A company representing nearly 15 million cable subscribers and The Walt Disney Co. blamed each other Friday for a dispute that has cut off Disney-owned stations to viewers on the eve of a big sports weekend for U.S. Open tennis and college football fans.
The dispute between Disney and Charter Communications Inc. resulted in ESPN, ABC, FX, National Geographic and Disney-branded stations going abruptly dark on Thursday night for Charter's Spectrum TV subscribers. ABC-TV was also cut in seven markets, including New York, Chicago and Los Angeles.
Both the cable company and Disney said the other side rejected short-term extensions that would have kept Spectrum subscribers' access to the networks.
Disputes that result in such service disruptions are not uncommon. This one feels bigger, both because of the number of networks and customers involved and how the companies are grappling with a rapidly changing business environment.
The plug was pulled Thursday while ESPN was carrying a college football game between Florida and No. 14 Utah, and ESPN2 was showing the U.S. Open, including the second-round match between top-ranked Carlos Alcaraz and Lloyd Harris. Charter Spectrum has 14.7 million cable customers.
Chris Winfrey, CEO of Charter Communications, said he recognized the timing was not ideal for customers.

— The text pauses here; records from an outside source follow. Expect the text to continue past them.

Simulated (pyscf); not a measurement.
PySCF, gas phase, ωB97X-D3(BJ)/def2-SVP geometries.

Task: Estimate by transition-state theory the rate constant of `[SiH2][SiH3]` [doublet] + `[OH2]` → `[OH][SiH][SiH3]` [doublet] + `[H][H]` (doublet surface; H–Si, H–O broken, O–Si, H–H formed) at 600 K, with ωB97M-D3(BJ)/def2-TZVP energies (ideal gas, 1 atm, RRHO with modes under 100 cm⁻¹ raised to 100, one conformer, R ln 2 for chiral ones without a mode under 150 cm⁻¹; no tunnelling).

“We've almost always avoided these kinds of disputes and disruption to your service,” Winfrey said, addressing customers in a conference call Friday. “But we had to draw a line in the sand in your behalf.”
These disputes typically involve how much money a cable system is required to pay a company like Disney for carrying its stations. ESPN traditionally has had the highest carriage fees for cable companies. According to S&P Global, Disney gets an average of $2.2 billion per year from being carried on Spectrum under its 2019 carriage deal.
Between cord-cutting and the increased popularity of streaming, Charter says it has lost 25% of its cable customers over the past five years. So it is seeking a deal with more flexibility: allowing customers to order some Disney-owned stations without being forced to take all of them, and it wants ad-supported streaming services included so customers don't have to essentially pay for them twice.
But Disney said Friday that its streaming and television products are not the same.
“Although Charter claims to value our direct-to-consumer services, they are demanding these services for free,” Disney said in a statement. The company said it makes multibillion-dollar investments in exclusive content for those streaming apps.
Other cities where Charter is the major cable carrier include Dallas/Fort Worth; Orlando, Florida; Tampa, Florida; Kansas City, Missouri; St. Louis; Cleveland; Cincinnati; Milwaukee; and Las Vegas.
Disney said it was ready to resume negotiations as quickly as possible.